Hi all, I am trying to develop a good workflow to...
# ask-community
o
Hi all, I am trying to develop a good workflow to go from nothing to a production ready project. My data science user are domain experts in alternate domains that are moving into data science, as such simplicity is key. However I also want to minimise productionisation and mismatch between production and development. All very WIP as well.. so maybe this is premature optimisation. I think it's standard to fit the development into 2 phases. r+d and then productionisation. R+D is handled by data scientists, I imagine they will use assets and will not expect them to handle anything to do with resources and io. eg they just define their resources in the asset and get their pipeline developed. next comes data eng, they will pull out all resources, attach appropriate io managers and the rest. To POC the idea I have 1. created several assets that work for a small amount of data (data scientist duties) 2. created a graph that strings together the assets with some batching (data eng duties) I was asking @chris about an unrelated topic and he mentioned that it's bad practice to have assets as operations in graphs. Unfortunately this will then mean a lot more refactoring for the data eng and after productionisation the data scientists may have trouble recognising and being able to run their code. the alternative, to write all assets as ops and then
AssetsDefinition.from_op
in the datascientists role, but this takes away some of the magic and ease of SDA's IMO I had a look at the example projects but nothing really seemed to match my use case too much, the relevant examples tend to use partitioning for scaling which is a little difficult to implement in my situation since the number of partitions is data dependent so a few questions if I may 1. suggestions for project layout that could facilitate this 2. why shouldn't assets be used as ops -- not sure why but I thought this was an intended mechanic 3. suggestions on any other workflows that might fit this use case thanks 🙂
example of the code in question
Copy code
@asset(
    io_manager_key='inferences_io'
)
def inference(model: FlairNerModel, dataset: list[object]):
        
    inference = model.predict_many(preprocess)

    return inference

@op(out=DynamicOut())
def batch(context, dataset):

    batch_size = context.op_config['batch_size']

    n_batches = int(ceil(len(dataset)/batch_size))
    get_batch = lambda x: dataset.iloc[x*batch_size:(x+1)*batch_size]
    batches = map(get_batch, range(n_batches))
    indexed_batches = zip(batches, range(n_batches))
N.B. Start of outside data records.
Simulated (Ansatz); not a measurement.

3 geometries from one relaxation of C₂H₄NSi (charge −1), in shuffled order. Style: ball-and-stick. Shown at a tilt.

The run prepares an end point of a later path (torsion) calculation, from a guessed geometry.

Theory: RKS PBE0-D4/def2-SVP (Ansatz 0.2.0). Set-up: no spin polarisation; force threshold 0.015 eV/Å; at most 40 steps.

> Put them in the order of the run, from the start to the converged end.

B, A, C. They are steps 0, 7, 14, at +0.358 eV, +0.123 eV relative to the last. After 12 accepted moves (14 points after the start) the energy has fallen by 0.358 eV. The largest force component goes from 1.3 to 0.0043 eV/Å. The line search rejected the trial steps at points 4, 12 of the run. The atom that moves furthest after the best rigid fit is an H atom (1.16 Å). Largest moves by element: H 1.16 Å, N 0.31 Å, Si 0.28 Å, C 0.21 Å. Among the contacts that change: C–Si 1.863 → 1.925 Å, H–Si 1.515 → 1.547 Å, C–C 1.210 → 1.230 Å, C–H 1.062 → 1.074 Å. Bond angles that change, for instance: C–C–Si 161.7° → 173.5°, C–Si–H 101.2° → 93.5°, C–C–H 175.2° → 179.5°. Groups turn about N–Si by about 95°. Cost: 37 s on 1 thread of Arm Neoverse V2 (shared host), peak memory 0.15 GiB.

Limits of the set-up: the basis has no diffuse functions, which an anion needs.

    wrap_batches = lambda data, idx: DynamicOutput(data, mapping_key=str(idx))
    outputs = starmap(wrap_batches, indexed_batches)


    yield from outputs

@op
def collect(results):
    return pd.concat(results, ignore_index=True)


@graph
def batch_inference(model, dataset):

    batch_size = 50
    batcher = batch.configured({'batch_size': batch_size}, f'batch_{batch_size}')

    batches = batcher(dataset)
    inferenced = batches.map(lambda x: inference(model, x))
    
    return collect(inferenced.collect())
j
Hi @Oliver this guide explains some of the differences ops and assets a bit better. it's written for someone potentially migrating from ops to assets, but the first two sections (Why use software defined assets, and When should i use software defined assets) are good general information. @sandy can probably speak to this better than I can, but in a general sense, an asset is supposed to be a declarative software representation of a single persistent object (a table in a DB, an ML model, etc), whereas an op is more like a task. So in the code snippet you gave, id recommend that the
inference
asset actually be an op since you are using it to perform the same task on a variety of inputs. without knowing more about your use case, i think what could potentially be assets are the
dataset
input to your graph and the output of the
batch_inference
graph
🌈 1
s
@Oliver - when you say "this takes away some of the magic and ease of SDA's IMO", are there elements you're thinking about in particular that you'd lose if you used ops instead of assets in this case?
Also, something I believe you could do if you want to keep
inference
as an asset is:
Copy code
inferenced = batches.map(lambda x: inference.op(model, x))
o
ah maybe just being pendatic 😅 I guess I am thinking of two views, data eng and data science and I want to abstract dagster internals out of the equation for ds, assets does that really well yes that works! would there be any caveats?
s
no caveats that I can think of - curious to hear how it goes for you
🌈 1
o
not well - couldn't scale it within a single run so ended up just going with partitioning 🌈